The Winter Olympics – A Brief Overview


People often watch the Olympic Games and enjoy the many athletes who do their best to win and make their fellow teammates proud, not to mention their countries. The Olympics are all about sports and the ethics of sports. Everybody loves to watch the Summer Olympics, yet there are many people who enjoy watching the Winter Olympics as well. The Winter Olympics are always entertaining, often more than the Summer variant, due to the many exciting sports and athletes who are among the top 1%. Here is everything you need to know about the Winter Olympics.
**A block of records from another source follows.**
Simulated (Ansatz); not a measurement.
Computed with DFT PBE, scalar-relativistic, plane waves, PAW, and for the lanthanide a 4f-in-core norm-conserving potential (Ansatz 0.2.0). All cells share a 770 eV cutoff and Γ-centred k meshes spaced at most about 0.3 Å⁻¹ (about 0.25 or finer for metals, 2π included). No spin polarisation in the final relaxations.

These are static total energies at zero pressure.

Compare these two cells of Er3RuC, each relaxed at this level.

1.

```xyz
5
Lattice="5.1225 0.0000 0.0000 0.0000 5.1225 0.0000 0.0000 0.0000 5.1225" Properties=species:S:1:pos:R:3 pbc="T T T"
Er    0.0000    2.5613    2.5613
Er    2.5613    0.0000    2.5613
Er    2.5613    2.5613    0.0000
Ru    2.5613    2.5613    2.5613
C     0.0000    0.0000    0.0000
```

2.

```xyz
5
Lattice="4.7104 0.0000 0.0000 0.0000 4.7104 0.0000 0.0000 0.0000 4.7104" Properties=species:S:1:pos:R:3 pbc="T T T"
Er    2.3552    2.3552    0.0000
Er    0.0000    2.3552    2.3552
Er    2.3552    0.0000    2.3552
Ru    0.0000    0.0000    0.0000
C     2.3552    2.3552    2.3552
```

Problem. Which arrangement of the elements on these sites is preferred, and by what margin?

The Start of the Winter Olympics

The first Olympic Games were in 1896, a good 28 years prior to the first Winter Olympics which took place in the famous Chamonix resort area in France, in 1924. The first couple of sports they included were ice hockey, bobsleigh, curling, nordic skiing, with its multiple disciplines, namely ski jumping, cross-country, nordic combined and military patrol, and finally, ice skating. Ice skating had two disciplines, figure skating and speed skating. It is interesting that during that time, the 1924 edition was not considered the first Winter Olympics. It was retroactively decided that they were the first.

Post World War II Winter Games

The games were not played in 1940 and 1944, the obvious reasons being World War II. The 1944 games in Cortina d’Ampezzo in Italy were considered, yet the situation was far too turbulent for the games to be held. The games resumed in 1948, after an 8-year pause. They were in St. Moritz, Switzerland. Due to Switzerland’s neutrality during the war, as well as St. Moritz already having most of its courses ready because they already hosted the Games in 1928, they were the logical choice. Athletes from Japan and Germany were not invited. 

The following Olympic Games marked the entry of new sports, such as luge. Luge was first considered very dangerous and the public’s perception was quite negative. That was due to the fact that a person died on a training run, prior to the Games actually starting. 

Post-1992 Olympic Games

1992 marked the last year that the Summer and Winter Olympic Games were held at the same time. They were then separated so that they will never be held in the same year, but rather, two years apart from each other, and as always, four years from their own edition. The next Olympics were held in 1994, with the Summer version following, in 1996.

Today’s athletes compete in many more sports, snowboarding, skeleton, short track speed skating and biathlon.

Of all of these, the skeleton is the most recent addition. It is the most dangerous of the sports, because it is like luge, except that the rider’s position is reversed, going down headfirst. 

The Winter Olympic Games had a late start compared to the Summer Games, but they are in no regard, less popular or less important. After 1992, the two were separated, meaning that every two years, we get a version of the Olympic Games, Winter, and Summer.